Like Ethiopia, we have our own indigenous tribes: Wall Street bankers or coal miners, progressives or conservatives, we are not that different

A little girl stands in front of her village high in the green Simien mountains of Ethiopia in a predominantly Catholic region of the country. Photo: Michael Lepetit.

Americans might not think of themselves as anything like Ethiopia, but we are. We have our indigenous tribes, we have Wall Street bankers and West Virginia coal miners, Jews, Catholics, Muslims, Protestants, atheists, gun lovers and gun haters, soldiers and school teachers, progressives and conservatives, first generation, second, third, immigrants, English-speakers, and non-English speakers. And let’s not forget that America, too, is no stranger to schoolyard massacres.

My interest in Ethiopia first started when I saw a short documentary on the churches of Lalibela.  These Catholic churches were originally carved out of single underground rocks in the 13th century.  For most of my childhood in the early 90’s Ethiopia was synonymous with poverty, war, and famine and as I grew older, I usually associated it with Islam.

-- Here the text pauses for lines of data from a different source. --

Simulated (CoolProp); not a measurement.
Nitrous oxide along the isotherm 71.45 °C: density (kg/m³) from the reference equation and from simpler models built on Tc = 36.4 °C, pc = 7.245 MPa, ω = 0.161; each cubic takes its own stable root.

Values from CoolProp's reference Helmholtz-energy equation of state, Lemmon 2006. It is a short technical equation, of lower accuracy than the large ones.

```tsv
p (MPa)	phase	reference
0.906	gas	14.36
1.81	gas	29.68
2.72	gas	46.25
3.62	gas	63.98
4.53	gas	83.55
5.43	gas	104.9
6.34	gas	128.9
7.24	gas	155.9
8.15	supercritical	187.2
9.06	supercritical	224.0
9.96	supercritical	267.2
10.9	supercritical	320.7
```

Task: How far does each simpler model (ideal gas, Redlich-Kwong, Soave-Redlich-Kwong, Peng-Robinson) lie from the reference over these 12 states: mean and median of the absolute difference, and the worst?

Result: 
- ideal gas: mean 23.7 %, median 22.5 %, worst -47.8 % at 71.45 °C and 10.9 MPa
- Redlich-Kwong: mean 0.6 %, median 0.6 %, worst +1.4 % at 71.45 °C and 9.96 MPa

An Ethiopian priest poses in front of a mural in a church in Gondar. Photo: Michael Lepetit

One day I learned, however, that they were constructing those churches at the same time that Europe was constructing many of the cathedrals that I had so frequently toured in summers with my grandparents, and I was astonished.

My decade and a half of Catholic schooling had not even taught me that Ethiopia had its own branch of Catholicism, the Ethiopian Coptic Church.

Lalibela was, at one point known as the “New Jerusalem.”  Their art, too, fascinated me.  Many of their murals were drawn in a style similar to those of Greek Orthodox churches, but for the first time in my years of church-visiting the faces framed in halos were wide eyed and brown skinned.  Such a new take on Catholicism piqued my interest.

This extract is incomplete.